It was like his experience with Sonny all over again — a “Here I Go Again” moment. But now he was an adult with experience. The hopefulness was making him forget what things were like with Sonny.
Just because Paul has the same blood as my dad, it doesn’t mean that Paul will be a part of our family. He may have given my dad life, but that doesn’t make him his dad.
It’s only been a few months since my dad first tried to contact Paul, but the process has been frustrating and he’s not sure if he’ll continue to reach out.

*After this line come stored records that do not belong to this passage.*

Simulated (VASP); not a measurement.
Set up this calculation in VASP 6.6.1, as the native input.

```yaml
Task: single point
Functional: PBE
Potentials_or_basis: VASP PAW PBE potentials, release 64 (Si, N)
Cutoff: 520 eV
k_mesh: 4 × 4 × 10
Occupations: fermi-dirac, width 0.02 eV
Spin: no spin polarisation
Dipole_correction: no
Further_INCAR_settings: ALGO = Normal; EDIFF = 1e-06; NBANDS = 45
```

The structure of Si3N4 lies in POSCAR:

Now — “When All Is Said and Done”
As a new adult, I find it difficult to look at my dad as the complex human being he is. Maybe it’s because I fear change and don’t want my childhood to end. Maybe it’s because I don’t want the image of him in my head to be tainted by what he’s been through. But the more I think about it, the more I realize the difficulty comes from wishing my dad had just one father like I do — a dad who puts effort into making sure his kids to have a good life. A dad that takes little me out to a sports game and lets me have a sip of his beer. He puts on a brave face when he’s scared, so that I can be brave too.
In her book, Gibson uses an analogy about how shining light on the past is necessary for children of emotionally immature parents to be able to break the cycle and move forward. The light shines on everything, not just what someone wants to see, but the bad stuff as well — that’s how light works. For children who grew up with emotionally immature parents, healing from the past isn’t easy. It takes a toll.
The light my dad is shining on his past, has brought up stuff that is tough for me to reconcile with, but it is also allowing me to see my dad more fully.
“When All is Said and Done,” everyone has a father, but I’m one of the lucky ones who has a dad.